Studying the Peter-Weyl theorem, I've come across the following linear maps:
$\theta_E: E'\otimes E \rightarrow$ Hom$(E,E)$
Where $ E'\otimes E$ denotes the tensor product of a finite-dimensional vector space $E$ and its dual $E'$. Hom$(E,E)$ denotes the set of operators of $E$.
$\theta_E (v \otimes x) \ (y) = v(y)x = \langle v, y\rangle x$, that is, the value of $v$ at $y$ times $x$.
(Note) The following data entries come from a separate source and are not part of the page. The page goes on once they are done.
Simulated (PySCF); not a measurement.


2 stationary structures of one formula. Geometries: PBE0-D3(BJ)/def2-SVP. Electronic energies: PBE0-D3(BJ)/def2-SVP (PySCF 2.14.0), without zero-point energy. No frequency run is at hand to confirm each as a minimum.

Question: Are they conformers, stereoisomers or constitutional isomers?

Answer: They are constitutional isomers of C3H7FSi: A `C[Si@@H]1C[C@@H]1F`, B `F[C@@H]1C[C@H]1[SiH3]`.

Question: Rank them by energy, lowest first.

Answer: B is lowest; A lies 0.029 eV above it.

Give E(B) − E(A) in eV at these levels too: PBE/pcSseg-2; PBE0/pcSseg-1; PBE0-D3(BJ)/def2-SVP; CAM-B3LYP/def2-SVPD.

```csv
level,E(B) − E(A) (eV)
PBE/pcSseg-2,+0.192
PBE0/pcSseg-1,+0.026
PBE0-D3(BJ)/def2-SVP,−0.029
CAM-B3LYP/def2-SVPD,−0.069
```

Chapter 3 of Hofmann, K. - The Structure of compact groups says that this linear map is an isomorphism, that is, bijective.
But can this be injective? If you choose $v = 0 \in E'$ we get that for ANY $x \in E$ the value of $\theta$.
$\theta_E(v\otimes x) (y) = 0(y)x = \langle 0, y \rangle x = 0$. Note that this is the linear map $0:E \rightarrow \mathbb{C}$ at every $y \in E$ So the kernel
$Ker \ \theta_E$ contains $0 \otimes E$ as a subspace and so, $\theta_E$ cannot be injective.
What am I seeing wrong here? I mean, even wikipedia says this.
If you have $v=0$, then for any $x\in E$
$v\otimes x=0$.
That is, $0\otimes E$ is trivial.
In more detail, let $\cdot$ denote the scalar product. If $v=0$ then we have
$0\otimes x= (0\cdot 0)\otimes x=0\cdot(0\otimes x)=0\otimes(0\cdot x)=0\otimes 0$.
The two equalities in the middle follow from the definition of the tensor product.